This is anything but comprehensive. Sorry about that.
For three variables we can find solutions from copies of the Klein Four group inside $\Bbb{Z}_n^*$. Those exist if and only if one of the following conditions holds:
- $n$ is divisible by two distinct odd primes,
- $4\mid n$, and $n$ is divisible by an odd prime, or
- $8\mid n$.
The resulting solutions have the further property that $a,b,c$ are all coprime to $n$. We can introduce an auxiliary common factor $q$ to all of $a,b,c,n$ to get a solution modulo $nq$ provided that $\gcd(q,n)=1$ by lifting a solution modulo $n$ while making all the variables divisible by $q$. This is straightforward by Chinese remainder theorem. For example with $n=12, \{a,b,c\}=\{5,7,11\}, q=5$ we arrive at the solution $A=5, B=55, C=35$ modulo $nq=60$. Observe that $5$ is a factor of all of $A,B,C$, and $A\equiv a$, $B\equiv b$, $C\equiv c$ modulo $12$. This latter trick does not expand the range of available moduli $n$, so it does not really advance our cause. I brought it up, because grouping solution by the gcd may lead to a classification of all three variable solutions.

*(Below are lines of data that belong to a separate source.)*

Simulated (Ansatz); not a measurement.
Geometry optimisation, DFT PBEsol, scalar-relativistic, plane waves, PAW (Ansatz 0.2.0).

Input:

We also have the following mechanism for getting solutions with more than three variables. I find it a bit curious, which is why I post this.
Let $L$ be the Pisano period modulo $m$. That is, we define the sequence $(F_i)_{i\ge0}$ by declaring $F_0=0$, $F_1=1$ and then $F_{i+2}\equiv F_{i+1}+F_i\pmod m$. We necessarily end up with a periodically repeating sequence $(F_i)_{i\ge0}$ in
$\Bbb{Z}_m$, where $L$ is the shortest period: $F_i=F_{i+L}$ for all $i$. Then let us choose $n$ and $g$ such that $g$ has multiplicative order $m$ in the group $\Bbb{Z}_n^*$. We then get a solution with $L$ variables modulo $n$ by declaring
$$a_i\equiv g^{F_i}\pmod n$$
for all $i$.
For example, when $m=4$, the sequence $(F_i)_{i\ge0}$ repeats with the period
$(0,1,1,2,3,1)$ of length $L=6$. The residue class $g=2$ has order four in $\Bbb{Z}_5^*$, so we get a solution with six variables modulo $n=5$:
$$a_0=1, a_1=2, a_2=2, a_3=4, a_4=3, a_5=2.$$
While that felt cool at first, do observe that this mechanism is a bit boring in the following sense. We can equally well:
- Select random residue classes $a_0,a_1$ modulo $n$, both coprime to $n$.
- Continue recursively: $a_{i+2}=a_ia_{i+1}$ for all $i$.
- And stop when we reach the end of the period. Only finitely many alternatives to consecutive pairs $(a_i,a_{i+1})$, so eventually we reach a period (by the pigeon hole principle), and have a solution with a somewhat unpredictable number of variables.
This is unsatisfactory in the sense that we don't have control of the number of variables we end up with :-(.